Saturday, December 31, 2016

Krav Maga for Firearm Management

Do you carry a firearm? Are you prepared to use physical skills to manage and employ that firearm?

Prior to last month I had not fired a weapon since Air Force basic training in 1990. Last month, however, my wife and I attended a four hour introduction to handguns class. This started my journey towards increased proficiency with firearms. The intersection with Krav Maga happened shortly afterwards!

I started December by taking a 4 1/2 hour seminar on Krav Maga for Concealed Carriers and Handgun Users. Pat Hards from First Defense Krav Maga was the lead instructor, and NoVA MMA hosted the class. The picture above shows our group, which was a mix of Krav Maga students and civilians simply interested in the material.
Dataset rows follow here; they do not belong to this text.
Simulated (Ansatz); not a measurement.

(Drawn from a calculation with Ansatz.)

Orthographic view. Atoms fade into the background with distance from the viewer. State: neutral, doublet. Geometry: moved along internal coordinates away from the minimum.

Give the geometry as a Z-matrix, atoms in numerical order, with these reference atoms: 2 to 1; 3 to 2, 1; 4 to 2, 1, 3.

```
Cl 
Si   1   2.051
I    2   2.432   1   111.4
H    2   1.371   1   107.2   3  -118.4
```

Pat emphasized three main skills. After warm-ups, Pat first drilled striking without a weapon, i.e., using empty hand techniques, along with kicking. Second, we practiced using a gun as a blunt object, for situations where we cannot use it as a firearm. Third, we trained firearm management, especially weapon retention. Over the course of many drills, we struggled as our partners sought to gain control over our weapon, whether holstered or drawn. This proved to be invaluable for all students!

The summary drill was my favorite part of the seminar. One of the other instructors, a big Australian named Richard, dressed in protective gear -- helmet included. Students were led one-by-one into the darkened studio with their eyes closed. When given a command, they opened their eyes and found themselves interacting with Richard.

I volunteered to go first. When I opened my eyes, I caught Richard using my peripheral vision. He was at my 4 o'clock, lunging at my practice gun, holstered at my right side roughly in the 3 o'clock position. I immediately thrust both of my hands onto the pistol grip, catching Richard's hands, and we struggled to control the practice firearm.

I managed to maneuver such that I could employ my only weapon, my free knees. I needed to keep my hands on the pistol until I won the struggle. I was too close to throw kicks. I could have tried a head butt, but Richard was wearing a helmet!

I threw several knees to Richard's midsection and he loosened his grip on my holstered weapon. I raced to put some space between us, and I drew the practice gun and ordered Richard to lay on the ground, face down.

I do not usually consider my military experience at the US Air Force Academy to be all that special, but in that training situation it helped immensely! I issued short and sharp commands with enough force and clarity that Richard complied. Shortly thereafter the lead instructors called "time" and we debriefed the scenario.

Within a minute or so I became aware of the effects of the adrenaline dump that had happened when I felt Richard lunge for my pistol. It took me a few minutes to really consider what had transpired. I learned that it may take a while to give a third party an accurate assessment of what happens in an altercation, so be wary when giving an official account to first responders. You don't want to say something that turns out to be wrong, or puts you in a bad light when facing a jury.

Each participant encountered a slightly different solo scenario. Some had no physical interaction. Some involved being tackled. One participant forgot to bring his practice firearm into the arena! One former law enforcement officer ordered his assailant to get on the ground, when Richard was already simulating unconsciousness on the ground. Several participants drew their weapons despite facing no obvious threat, and many could not remember how their scenario began or what was said.

I thoroughly enjoyed this training, and brought these lessons with me to another training opportunity.  A few hours ago I completed the Concealed Carry Weapons (CCW) class at Silver Eagle Group in Ashburn, VA. This class offered a mix of range and class time. The goal was to teach candidates for Virginia concealed handgun permits the essentials of decision making when armed. I very much enjoyed this class as well, which I took with my wife Mrs B.

I wish every member of today's class could have joined our Krav Maga seminar as well. Today's instructor, David, emphasized that a concealed weapons carrier can be an asset or a liability. The armed citizen is a liability when he or she uses a weapon in a reckless or illegal manner. A carrier who loses control of his or her firearm during a confrontation is certainly a liability!

Krav Maga is the perfect complement to anyone carrying a weapon, whether as a civilian, soldier, or law enforcement officer. Without learning distance management, de-escalation, escape, evasion, striking, and other Krav Maga skills, a firearm carrier can be at a severe disadvantage, despite being armed.

I believe the two schools plan to conduct joint classes in the new year to address these issues. I look forward to reporting on those as well.